She is asking the right questions

@gracie.ham

this video makes sense in my head but like WHY DID WE CREATE THIS STUFF

♬ original sound – gracie

Gracie, I can’t reach out to you online, but this is my response as a mathematician. I hope it helps someone.

These kinds of questions you are asking are what drive us as a profession. It doesn’t matter if your example is Pythagoras or whoever. At some point, for every piece of mathematics that we know, someone asked “how?”, or “why?”, or “why not?” and then just let the ideas take them where they would. Literally some of the things that make a stack of technology work came from someone saying “what happens in 3d instead of in 2d?” and then he ended up graffitiing the answer on a bridge when he finally figured it out. No one asked him that question, he asked it himself. No one told him the answer either. It took some hard work, he tried a lot of things, he failed a lot, but he persisted. People had arguments for decades over whether that was the right way to do it. This was 150 years ago. Today I’m pretty sure most 3d animations you see today use that little idea. But he just wanted to know “why?” He wanted to know “can I do it?”

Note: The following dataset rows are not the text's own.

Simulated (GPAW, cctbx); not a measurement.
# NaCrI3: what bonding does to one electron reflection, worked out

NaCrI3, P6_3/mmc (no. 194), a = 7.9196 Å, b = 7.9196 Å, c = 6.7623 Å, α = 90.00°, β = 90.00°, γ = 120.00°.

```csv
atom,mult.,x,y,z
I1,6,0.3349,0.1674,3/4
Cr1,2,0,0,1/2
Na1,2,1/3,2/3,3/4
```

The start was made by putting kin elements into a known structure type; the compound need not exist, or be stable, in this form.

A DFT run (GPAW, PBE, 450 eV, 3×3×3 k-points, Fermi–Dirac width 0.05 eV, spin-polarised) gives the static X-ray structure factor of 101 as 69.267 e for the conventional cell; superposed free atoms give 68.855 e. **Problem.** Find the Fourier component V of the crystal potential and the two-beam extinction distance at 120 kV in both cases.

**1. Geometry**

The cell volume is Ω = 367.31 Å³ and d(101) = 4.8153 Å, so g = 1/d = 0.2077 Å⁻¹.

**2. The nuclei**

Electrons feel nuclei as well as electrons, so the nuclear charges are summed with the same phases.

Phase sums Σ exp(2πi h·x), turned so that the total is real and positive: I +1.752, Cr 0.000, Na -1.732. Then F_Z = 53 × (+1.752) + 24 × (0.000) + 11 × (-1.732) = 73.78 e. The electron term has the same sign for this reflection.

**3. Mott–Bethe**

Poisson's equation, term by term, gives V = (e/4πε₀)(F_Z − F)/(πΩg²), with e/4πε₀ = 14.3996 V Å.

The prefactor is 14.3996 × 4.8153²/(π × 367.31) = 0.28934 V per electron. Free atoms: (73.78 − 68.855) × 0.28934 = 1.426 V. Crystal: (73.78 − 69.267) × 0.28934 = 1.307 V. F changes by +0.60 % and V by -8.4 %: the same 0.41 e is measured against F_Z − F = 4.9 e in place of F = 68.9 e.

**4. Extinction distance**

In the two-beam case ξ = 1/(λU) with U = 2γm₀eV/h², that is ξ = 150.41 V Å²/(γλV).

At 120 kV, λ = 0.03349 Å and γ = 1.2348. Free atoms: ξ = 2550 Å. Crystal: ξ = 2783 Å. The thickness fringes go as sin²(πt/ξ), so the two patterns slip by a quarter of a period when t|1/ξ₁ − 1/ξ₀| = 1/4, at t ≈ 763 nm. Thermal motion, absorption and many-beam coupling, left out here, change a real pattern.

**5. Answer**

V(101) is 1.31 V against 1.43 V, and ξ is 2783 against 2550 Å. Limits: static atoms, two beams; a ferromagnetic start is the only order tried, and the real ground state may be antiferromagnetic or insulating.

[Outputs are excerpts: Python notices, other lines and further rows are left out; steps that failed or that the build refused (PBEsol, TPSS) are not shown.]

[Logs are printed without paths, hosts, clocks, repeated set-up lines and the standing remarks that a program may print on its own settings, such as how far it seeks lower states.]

Sometimes it was people just thinking about walking around a town and across bridges. Sometimes it was a fun puzzle. Sometimes it was bets and duels. Sometimes it was a guy who did maths in prison. Sometimes it was a girl who did maths at night when her parents didn’t know and didn’t want her to. But everything we know in maths started with someone asking “why is it like this?”

Please keep asking “how?” and don’t take any nonsense when people don’t realise they don’t know either and never even thought about it.